Adam O'Fallon Price is the author of the new novel The Hotel Neversink. He also has written the novel The Grand Tour, and his work has appeared in a variety of publications, including The Paris Review and Vice. He lives in Carrboro, North Carolina.
Q: How did you come up with the idea for The Hotel
Neversink, and for the Sikorsky family?
A: The idea for The Hotel Neversink presented itself when my
wife and I were living in Ithaca, N.Y. We'd visited the Catskills a couple of
times, and I'd become vaguely interested in the region and its history.
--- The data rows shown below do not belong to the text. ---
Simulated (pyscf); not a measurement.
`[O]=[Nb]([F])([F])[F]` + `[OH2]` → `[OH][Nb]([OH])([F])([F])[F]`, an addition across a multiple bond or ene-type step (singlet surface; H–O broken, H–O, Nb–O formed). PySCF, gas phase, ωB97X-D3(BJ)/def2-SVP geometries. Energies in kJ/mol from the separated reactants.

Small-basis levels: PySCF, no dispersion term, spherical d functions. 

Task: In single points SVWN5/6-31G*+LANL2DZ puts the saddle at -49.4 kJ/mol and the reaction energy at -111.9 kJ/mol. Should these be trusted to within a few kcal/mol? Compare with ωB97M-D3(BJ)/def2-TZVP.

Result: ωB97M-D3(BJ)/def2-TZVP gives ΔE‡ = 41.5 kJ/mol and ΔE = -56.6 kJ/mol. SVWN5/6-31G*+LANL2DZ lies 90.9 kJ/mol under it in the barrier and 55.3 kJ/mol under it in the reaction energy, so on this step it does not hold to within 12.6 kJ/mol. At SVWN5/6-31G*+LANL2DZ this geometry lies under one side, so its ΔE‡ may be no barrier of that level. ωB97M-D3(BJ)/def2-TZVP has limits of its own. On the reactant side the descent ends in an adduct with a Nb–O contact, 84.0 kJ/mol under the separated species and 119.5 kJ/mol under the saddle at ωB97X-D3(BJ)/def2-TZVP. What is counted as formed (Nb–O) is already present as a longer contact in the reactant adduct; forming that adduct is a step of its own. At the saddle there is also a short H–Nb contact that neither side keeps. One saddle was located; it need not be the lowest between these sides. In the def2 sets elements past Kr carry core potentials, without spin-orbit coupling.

At around the same time, I met a man, the husband of my
wife's boss, who was in his 70s and had all of these fascinating stories about
Grossinger's and the Concord. He'd grown up in Brooklyn in the ‘40s, so he'd
experienced the heyday of these places, then taken his kids to them in the ‘70s
and ‘80s, when they were in decline.
One story involved his memories of the Polish Policeman's
League running amok in Grossinger's, and that was the first story/chapter I
wrote. It was pretty clear early on that this was a fertile imaginative space
in which to set a novel.
The Sikorsky family, like the hotel, was largely inspired by
Grossinger's, which my wife and I explored in 2014, before it was destroyed.
Grossinger's had an interesting history, with a persistent,
ambitious patriarch, and his daughter, Jenny, who was a famous figure in the
Catskills--a beloved, almost revered woman who steered the hotel into fame and
fortune in the ‘60s. So that genealogical set-up in my novel is basically taken
right out of the Grossinger family history.
Q: As you’ve discussed, the novel takes place at a Catskills
resort. How important is setting to you in your writing?
A: Setting is more or less important, I think, depending on
the story or novel.
In the case of The Hotel Neversink, the setting is
everything--the hotel is a kind of mainspring around which all the characters
turn.
Especially since the book takes place over the course of
decades, it provides a more or less stable objective element that helped me
examine the way the characters, and the world, changed over the years. The book
simply could not have taken place anywhere else.
But I think it depends on the project. There are books in
which setting is less important--my first novel, for example, The Grand Tour,
features a road trip plot, but the specific cities and towns featured in it are
somewhat arbitrary.
Q: Did you need to do any research to recreate the various
time periods you were writing about in The Hotel Neversink?
A: Yes, I had to do quite a bit of research here and there
about what things looked like. When Rachel goes to New York in the late '70s,
for example--what did the Plaza look like then? And certainly lots of things
about the mid-century Catskills hotels, how people dressed, and so on.
But honestly, I'm not really as much of a stickler about
that stuff as a lot of people. I want to get things right enough, plausible
enough, that they aren't distracting, but at the same time, I'm not writing
non-fiction. I don't feel the burden that some people to do to be completely
accurate--it's all made up.
Q: Did you know how the novel would end before you started
writing it, or did you make many changes along the way?
A: The novel started as a novel-in-stories, and the murder
mystery element was kind of grafted on and reinforced over time. So I
definitely did not know how it would end in the beginning.
It's hard to remember, but I'd say it was probably at least
halfway through the three-year writing process that I figured out the ending.
Q: What are you working on now?
A: I'm working on three different novels right now. One is
sort of a dystopian comedy. One is an faux-autofictional takeoff of Don Quixote.
And one is a kind of hybrid essay/fiction thing about my father.